If there’s one thing that SpaceX has shown us is that landing a rocket from space onto a barge in the middle of the ocean is, well, hard. Whilst they’ve successfully landed one of their Falcon-9 first stages on land not all of their launches will match that profile, hence the requirement for their drone barge. However that barge presents its own set of challenges although the last 2 failed attempts were due to a lack of hydraulic fluid and slower than expected throttle response. Their recent launch, which was delivering the Jason 3 earth observation satellite into orbit, managed to land successfully again however failed to stay upright at the last minute.
Elon stated that the failure was due to one of the lockout collets (basically a clamp) not locking properly on one of the legs. Looking at the video above you can see which one of those legs is the culprit as you can see it sliding forward and ultimately collapsing underneath. The current thinking is that the failure was due to icing caused by heavy fog at liftoff although a detailed analysis has not yet been conducted. Thankfully this time around the pieces they have to look at are a little bigger than last times rather catastrophic explosion.

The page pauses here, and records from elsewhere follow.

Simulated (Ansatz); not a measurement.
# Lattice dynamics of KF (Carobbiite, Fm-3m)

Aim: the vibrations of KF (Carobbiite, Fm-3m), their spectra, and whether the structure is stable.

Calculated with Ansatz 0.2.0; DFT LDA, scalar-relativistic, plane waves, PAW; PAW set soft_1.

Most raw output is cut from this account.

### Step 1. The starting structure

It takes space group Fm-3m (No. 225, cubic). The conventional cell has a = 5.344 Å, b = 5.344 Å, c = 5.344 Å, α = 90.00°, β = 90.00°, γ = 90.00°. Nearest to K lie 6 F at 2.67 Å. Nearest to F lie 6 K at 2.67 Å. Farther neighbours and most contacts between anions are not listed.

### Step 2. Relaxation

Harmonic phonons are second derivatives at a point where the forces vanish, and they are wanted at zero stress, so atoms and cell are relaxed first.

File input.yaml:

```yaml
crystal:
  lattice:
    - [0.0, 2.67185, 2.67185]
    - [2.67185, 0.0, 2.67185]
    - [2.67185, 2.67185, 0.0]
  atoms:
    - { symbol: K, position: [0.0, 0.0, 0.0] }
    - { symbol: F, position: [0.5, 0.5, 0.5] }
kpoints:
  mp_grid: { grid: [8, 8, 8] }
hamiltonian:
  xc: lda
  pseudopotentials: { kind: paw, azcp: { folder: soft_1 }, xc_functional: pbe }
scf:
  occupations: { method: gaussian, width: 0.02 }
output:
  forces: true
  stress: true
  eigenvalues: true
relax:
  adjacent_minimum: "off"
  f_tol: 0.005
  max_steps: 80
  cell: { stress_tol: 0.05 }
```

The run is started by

Whilst it might seem like landing on a drone ship is always doomed to failure we have to remember that this is what the early stages of NASA and other space programmes looked like. Keeping a rocket like that upright under its own strength, on a moving barge no less, is a difficult endeavour and the fact that they’ve managed to successfully land twice (but fail to remain upright) shows that they’re most of the way there. I’m definitely looking forward to their next attempt as there’s a very high likelihood of that one finally succeeding.
The payload it launched is part of the Ocean Surface Topography from Space mission which aims to map the height of the earth’s oceans over time. It joins one of its predecessors (Jason-2) and combined they will be able to map approximately 95% of the ice-free oceans in the world every 10 days. This allows researchers to study climate effects, providing forecasting for cyclones and even tracking animals. Jason-3 will enable much more high resolution data to be captured and paves the way for a future, single mission that will be planned to replace both of the current Jason series satellites.
SpaceX is rapidly decreasing the access costs to space and once they perfect the first stage landing on both sea and land they’ll be able to push it down even further. Hopefully they’ll extend this technology to their larger family of boosters, once of which is scheduled to be test flown later this year. That particular rocket will reduce launch costs by a factor of 4, getting us dangerously close to the $1,000/KG limit that, when achieved, will be the start of a new era of space access for all.